GPy/models/gp_regression.py

@@ -31,7 +31,7 @@ class GPRegression(GP):
         if kernel is None:
             kernel = kern.RBF(X.shape[1])
 	
-	likelihood = likelihoods.Gaussian(variance=noise_var)
+        likelihood = likelihoods.Gaussian(variance=noise_var)
 
         super(GPRegression, self).__init__(X, Y, kernel, likelihood, name='GP regression', Y_metadata=Y_metadata, normalizer=normalizer)
 

GPy/models/gradient_checker.py

@@ -228,14 +228,14 @@ class HessianChecker(GradientChecker):
 
         if verbose:
             if block_indices:
-                print "\nBlock {}".format(block_indices)
+                print("\nBlock {}".format(block_indices))
             else:
-                print "\nAll blocks"
+                print("\nAll blocks")
 
             header = ['Checked', 'Max-Ratio', 'Min-Ratio', 'Min-Difference', 'Max-Difference']
             header_string = map(lambda x: ' | '.join(header), [header])
             separator = '-' * len(header_string[0])
-            print '\n'.join([header_string[0], separator])
+            print('\n'.join([header_string[0], separator]))
             min_r = '%.6f' % float(numpy.min(ratio))
             max_r = '%.6f' % float(numpy.max(ratio))
             max_d = '%.6f' % float(numpy.max(difference))
@@ -248,7 +248,7 @@ class HessianChecker(GradientChecker):
                 checked = "\033[91m  False \033[0m"
 
             grad_string = "{} | {}  | {} |    {}    |   {} ".format(checked, cols[0], cols[1], cols[2], cols[3])
-            print grad_string
+            print(grad_string)
 
             if plot:
                 import pylab as pb
@@ -348,7 +348,7 @@ class SkewChecker(HessianChecker):
             numeric_hess_partial = nd.Jacobian(self._df, vectorized=True)
             numeric_hess = numeric_hess_partial(x)
 
-            print "Done making numerical hessian"
+            print("Done making numerical hessian")
             if analytic_hess.dtype is np.dtype('object'):
                 #Blockify numeric_hess aswell
                 blocksizes, pagesizes = get_block_shapes_3d(analytic_hess)
@@ -365,7 +365,7 @@ class SkewChecker(HessianChecker):
                 #Unless super_plot is set, just plot the first one
                 p = True if (plot and block_ind == numeric_hess.shape[2]-1) or super_plot else False
                 if verbose:
-                    print "Checking derivative of hessian wrt parameter number {}".format(block_ind)
+                    print("Checking derivative of hessian wrt parameter number {}".format(block_ind))
                 check_passed[block_ind] = self.checkgrad_block(analytic_hess[:,:,block_ind], numeric_hess[:,:,block_ind], verbose=verbose, step=step, tolerance=tolerance, block_indices=block_indices, plot=p)
 
             current_index += current_size

GPy/testing/link_function_tests.py

@@ -49,7 +49,7 @@ class LinkFunctionTests(np.testing.TestCase):
         self.assertTrue(grad3.checkgrad(verbose=True))
 
         if test_lim:
-            print "Testing limits"
+            print("Testing limits")
             #Remove some otherwise we are too close to the limit for gradcheck to work effectively
             lim_of_inf = lim_of_inf - 1e-4
             grad = GradientChecker(link_func.transf, link_func.dtransf_df, x0=lim_of_inf)

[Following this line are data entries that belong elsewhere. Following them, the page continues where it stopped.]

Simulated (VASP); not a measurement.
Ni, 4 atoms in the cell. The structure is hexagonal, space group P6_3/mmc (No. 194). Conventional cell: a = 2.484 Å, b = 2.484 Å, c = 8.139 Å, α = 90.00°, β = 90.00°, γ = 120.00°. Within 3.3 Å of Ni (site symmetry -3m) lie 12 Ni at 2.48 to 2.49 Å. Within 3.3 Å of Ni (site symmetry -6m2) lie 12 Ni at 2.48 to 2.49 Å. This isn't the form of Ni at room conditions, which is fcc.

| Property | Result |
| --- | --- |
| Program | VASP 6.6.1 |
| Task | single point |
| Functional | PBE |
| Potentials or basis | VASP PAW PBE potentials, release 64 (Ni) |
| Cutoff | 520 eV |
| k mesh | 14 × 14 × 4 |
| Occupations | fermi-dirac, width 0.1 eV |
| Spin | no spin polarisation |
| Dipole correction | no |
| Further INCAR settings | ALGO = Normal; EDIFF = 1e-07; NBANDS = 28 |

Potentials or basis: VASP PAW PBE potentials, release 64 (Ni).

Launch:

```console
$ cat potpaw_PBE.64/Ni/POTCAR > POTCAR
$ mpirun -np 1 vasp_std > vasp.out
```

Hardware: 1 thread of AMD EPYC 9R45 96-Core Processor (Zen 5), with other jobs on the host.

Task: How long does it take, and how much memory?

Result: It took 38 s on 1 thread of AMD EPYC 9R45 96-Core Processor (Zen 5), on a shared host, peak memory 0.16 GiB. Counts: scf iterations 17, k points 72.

GPy/util/block_matrices.py

@@ -100,10 +100,10 @@ def block_dot(A, B, diagonal=False):
         Dshape = D.shape
         if diagonal and (len(Cshape) == 1 or len(Dshape) == 1\
                 or C.shape[0] != C.shape[1] or D.shape[0] != D.shape[1]):
-            print "Broadcasting, C: {} D:{}".format(C.shape, D.shape)
+            print("Broadcasting, C: {} D:{}".format(C.shape, D.shape))
             return C*D
         else:
-            print "Dotting, C: {} C:{}".format(C.shape, D.shape)
+            print("Dotting, C: {} C:{}".format(C.shape, D.shape))
             return np.dot(C,D)
     dot = np.vectorize(f, otypes = [np.object])
     return dot(A,B)

GPy/util/choleskies.py

@@ -5,7 +5,7 @@ import numpy as np
 from . import linalg
 from .config import config
 
-import choleskies_cython
+from . import choleskies_cython
 
 def safe_root(N):
     i = np.sqrt(N)
@@ -59,12 +59,12 @@ def _backprop_gradient_pure(dL, L):
     """
     dL_dK = np.tril(dL).copy()
     N = L.shape[0]
-    for k in xrange(N - 1, -1, -1):
-        for j in xrange(k + 1, N):
-            for i in xrange(j, N):
+    for k in range(N - 1, -1, -1):
+        for j in range(k + 1, N):
+            for i in range(j, N):
                 dL_dK[i, k] -= dL_dK[i, j] * L[j, k]
                 dL_dK[j, k] -= dL_dK[i, j] * L[i, k]
-        for j in xrange(k + 1, N):
+        for j in range(k + 1, N):
             dL_dK[j, k] /= L[k, k]
             dL_dK[k, k] -= L[j, k] * dL_dK[j, k]
         dL_dK[k, k] /= (2 * L[k, k])

GPy/util/linalg.py

@@ -15,7 +15,7 @@ import warnings
 import os
 from .config import config
 import logging
-import linalg_cython
+from . import linalg_cython
 
 
 _scipyversion = np.float64((scipy.__version__).split('.')[:2])

README.md

@@ -13,7 +13,6 @@ Continuous integration status: ![CI status](https://travis-ci.org/SheffieldML/GP
 ### Python 3 Compatibility
 Work is underway to make GPy run on Python 3.
 
-* Python 2.x compatibility is currently broken in this fork
 * All tests in the testsuite now run on Python3. 
 
 To see this for yourself, in Ubuntu 14.04, you can do
@@ -21,12 +20,17 @@ To see this for yourself, in Ubuntu 14.04, you can do
     git clone https://github.com/mikecroucher/GPy.git
     cd GPy
     git checkout devel
+    python3 setup.py build_ext --inplace
     nosetests3 GPy/testing
 
 nosetests3 is Ubuntu's way of reffering to the Python 3 version of nosetests. You install it with 
 
     sudo apt-get install python3-nose
 
+The command `python3 setup.py build_ext --inplace` builds the Cython extensions. IF it doesn't work, you may need to install this:
+
+    sudo apt-get install python3-dev
+
 * Test coverage is less than 100% so it is expected that there is still more work to be done. We need more tests and examples to try out.
 * All weave functions not covered by the test suite are *simply commented out*. Can add equivalents later as test functions become available
 * A set of benchmarks would be useful!